Wednesday, March 14, 2012

Yes, Kiss Your Ash Goodbye

Emerald Ash Borer larval feeding injury
About nine months ago, this blog described purple traps hung throughout the Delaware Valley which are designed to detect an important pest … Emerald Ash Borer (EAB). The traps were not successful in detecting this insect but a sharp-eyed arborist was. Last Friday I got a call to look at some ash trees that were ravaged by woodpecker feeding. Beneath the bark, signs of larval tunneling were obvious. A few days later, Pennsylvania Department of Agriculture entomologists visited the site and verified that this was indeed Emerald Ash Borer.

Bad news for ash trees.

You can read the blog of June 11 last year and get the story … nothing has changed except that a detection has been made about 100 miles east (Warrington, PA, Bucks County) of the leading edge of the Pennsylvania EAB infestation. About the only good news is that a tremendous amount has been learned about this insect in the last 10 years. See this Penn State site or this National EAB site for solid, research-based information. The PSU “Frequently asked questions” feature is a good starting place.

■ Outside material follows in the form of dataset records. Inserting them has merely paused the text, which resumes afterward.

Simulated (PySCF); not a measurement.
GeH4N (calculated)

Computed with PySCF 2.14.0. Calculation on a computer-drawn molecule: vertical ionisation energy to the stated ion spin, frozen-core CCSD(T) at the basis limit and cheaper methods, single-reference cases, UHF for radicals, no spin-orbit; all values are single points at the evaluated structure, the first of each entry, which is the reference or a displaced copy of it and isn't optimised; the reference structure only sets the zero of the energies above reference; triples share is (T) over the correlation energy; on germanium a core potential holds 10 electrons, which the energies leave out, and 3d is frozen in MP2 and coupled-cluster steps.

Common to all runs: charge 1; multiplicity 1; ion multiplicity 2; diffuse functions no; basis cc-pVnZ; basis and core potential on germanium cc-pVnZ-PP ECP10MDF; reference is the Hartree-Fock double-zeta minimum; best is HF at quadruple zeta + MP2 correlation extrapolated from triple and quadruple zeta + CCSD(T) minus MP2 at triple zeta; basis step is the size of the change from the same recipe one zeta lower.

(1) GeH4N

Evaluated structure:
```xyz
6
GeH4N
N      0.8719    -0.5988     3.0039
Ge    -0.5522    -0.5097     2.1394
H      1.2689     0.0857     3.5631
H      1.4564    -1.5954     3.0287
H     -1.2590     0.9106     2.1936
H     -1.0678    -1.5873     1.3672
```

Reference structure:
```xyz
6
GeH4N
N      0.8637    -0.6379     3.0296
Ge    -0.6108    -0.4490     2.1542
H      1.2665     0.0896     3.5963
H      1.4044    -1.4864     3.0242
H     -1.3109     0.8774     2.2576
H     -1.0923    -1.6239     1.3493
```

For tree owners, the time has come to consider the fate of your ash. Depending on who’s counting, this insect has killed between 40 and 50 million trees between Michigan and….. Warrington. It is in 15 states and two Canadian provinces. It’s a tree killer. Infested ash die.

Individual trees can be protected with insecticides. Some can be applied by homeowners but, from what I read, the best product is available to arborists only and has to be injected. Upside? Two years of control.

Another hopeful thought is that entomologists now have several parasitoids, (bug killing bugs) that may provide some control of EAB… and perhaps the site recently detected would be a release site for them. That would be nice. Cross your fingers.

But don’t expect predators to catch up to EAB in Bucks County before a lot of damage is done. For now, learn to recognize ash . Think about whether it is really important to preserve those that you see. It is not practical to treat every ash tree. Remember, treatment provides only temporary protection, not immunity or a cure.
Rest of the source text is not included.